# Amazon Basics 8: Security Groups

## Usage Notes

Amazon Security Groups are a way to provide firewall rules to an Amazon Elastic Compute Cloud (EC2) instance.

http://docs.aws.amazon.com/AWSEC2/latest/UserGuide/using-network-security.html

## Notebook Imports

In [None]:
from aws_base import *
from aws_util import *
from IPython.utils.py3compat import *
from netaddr import IPAddress, IPNetwork
import os

## Identify Security Groups

You will need to make sure that you've configured security groups that you want to use in order to grant access to the instances created by the spot request.

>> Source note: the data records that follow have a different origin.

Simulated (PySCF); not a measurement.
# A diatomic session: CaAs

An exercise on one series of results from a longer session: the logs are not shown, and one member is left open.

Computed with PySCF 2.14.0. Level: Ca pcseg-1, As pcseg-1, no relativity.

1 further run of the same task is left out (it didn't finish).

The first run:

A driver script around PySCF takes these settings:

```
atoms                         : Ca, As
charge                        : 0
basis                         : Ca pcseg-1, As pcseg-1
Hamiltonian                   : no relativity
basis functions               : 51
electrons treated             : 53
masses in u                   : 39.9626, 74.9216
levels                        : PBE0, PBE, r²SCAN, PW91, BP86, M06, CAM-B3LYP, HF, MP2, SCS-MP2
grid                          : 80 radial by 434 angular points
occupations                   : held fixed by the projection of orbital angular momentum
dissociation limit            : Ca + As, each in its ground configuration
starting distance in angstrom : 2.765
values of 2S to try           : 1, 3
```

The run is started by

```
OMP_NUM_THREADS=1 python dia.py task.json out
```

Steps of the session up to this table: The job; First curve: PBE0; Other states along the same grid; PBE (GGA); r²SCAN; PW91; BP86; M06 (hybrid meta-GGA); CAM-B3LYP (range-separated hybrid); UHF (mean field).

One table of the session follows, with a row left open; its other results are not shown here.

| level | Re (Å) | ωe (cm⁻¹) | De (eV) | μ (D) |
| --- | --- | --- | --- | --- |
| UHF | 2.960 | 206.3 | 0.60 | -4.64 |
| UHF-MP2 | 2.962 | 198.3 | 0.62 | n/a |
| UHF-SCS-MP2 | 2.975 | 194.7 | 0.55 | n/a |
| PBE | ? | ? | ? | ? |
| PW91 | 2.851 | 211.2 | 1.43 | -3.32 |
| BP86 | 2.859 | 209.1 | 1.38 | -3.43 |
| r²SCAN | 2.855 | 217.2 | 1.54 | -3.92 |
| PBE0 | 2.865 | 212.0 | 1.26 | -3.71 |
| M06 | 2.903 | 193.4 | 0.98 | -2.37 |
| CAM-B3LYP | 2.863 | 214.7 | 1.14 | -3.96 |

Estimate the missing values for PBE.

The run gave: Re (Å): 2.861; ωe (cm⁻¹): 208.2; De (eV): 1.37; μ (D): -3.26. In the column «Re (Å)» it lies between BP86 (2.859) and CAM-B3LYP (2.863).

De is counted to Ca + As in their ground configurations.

https://console.aws.amazon.com/ec2/v2/home#SecurityGroups

You could go through all of this using just the `default` security group. However, if you have additional security groups that you want to grant access to your instances (for example, if you've created a security groups representing the IP addresses of team mates on a project that you want to keep separate from any of your own static IP addresses), add it to the list below.

In [None]:
security_group_names = ['default']

We will need to make sure all of these security groups exist. To do that, we will want a utility function that converts our list of group names into a list of actual groups.

In [None]:
"""
Utility method to retrieve the group that matches the specified group name.
"""
def get_security_group(group_name):
    return get_security_groups([group_name])

"""
Utility method to retrieve the groups that matches the specified group names.
"""
def get_security_groups(group_names):
    security_groups_json = aws('ec2', 'describe-security-groups')
    security_groups = security_groups_json['SecurityGroups']

    candidate_groups = {}

    for security_group in security_groups:
        security_group_name = security_group['GroupName']
        if security_group_name in group_names:
            candidate_groups[security_group_name] = security_group

    return candidate_groups

Now we use that function in order to convert our list of group names into a list of group IDs and confirm that all the security groups we've listed actually exist.

In [None]:
security_groups = get_security_groups(security_group_names)

assert set(security_groups.keys()) == set(security_group_names)

## Enable Cluster Communication

We will want to examine `internal_security_group_name`, which is the security group for the cluster nodes to communicate with each other.

In [None]:
internal_security_group_name = 'default'

One of the features of Amazon's security groups is that it allows you to grant access to all instances that are currently using a security group. The following script will make sure that your designated internal security group contains that rule.

In [None]:
internal_group = security_groups[internal_security_group_name]
internal_group_id = internal_group['GroupId']
internal_group_user_id = internal_group['OwnerId']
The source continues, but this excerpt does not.